In APAC specifically, the carding market dropped from $328.7 million to $291.5 million in the review period. This was accompanied by the increase in the average price of text card data from $14.23 to $20.26 and a dramatic drop in the price of a dump from $75.17 to $39.57.
Phishing and Scam Partner Programs
Another cohort of cybercriminals actively forging partnerships over the review period were scammers. In the last few years, phishing and scam affiliate programs became highly popular. The research conducted by Group-IB shows that there are more than 70 phishing and scam affiliate programs. Participants aim to steal money, as well as personal and payment data. In the reporting period, the threat actors who took part in such schemes pocketed at least $10 million in total. The average amount stolen by a scam affiliate program member is estimated at $83.

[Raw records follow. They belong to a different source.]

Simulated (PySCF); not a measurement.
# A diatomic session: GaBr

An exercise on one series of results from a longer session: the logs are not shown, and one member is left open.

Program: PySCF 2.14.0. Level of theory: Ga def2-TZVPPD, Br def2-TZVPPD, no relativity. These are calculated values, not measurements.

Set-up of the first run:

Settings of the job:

The affiliate programs involve large numbers of participants, have a strict hierarchy, and use complex technical infrastructures to automate fraudulent activities. This helps scale phishing campaigns and customize them for banks, popular email services, marketplaces, logistics companies, and other organizations. Phishing and scam affiliate programs initially focused on Russia and other CIS countries, recently started their online migration to Europe, America, Asia, and the Middle East. This is exemplified by Classiscam. Group-IB is aware of at least 71 brands from 36 countries, impersonated by the affiliate program members.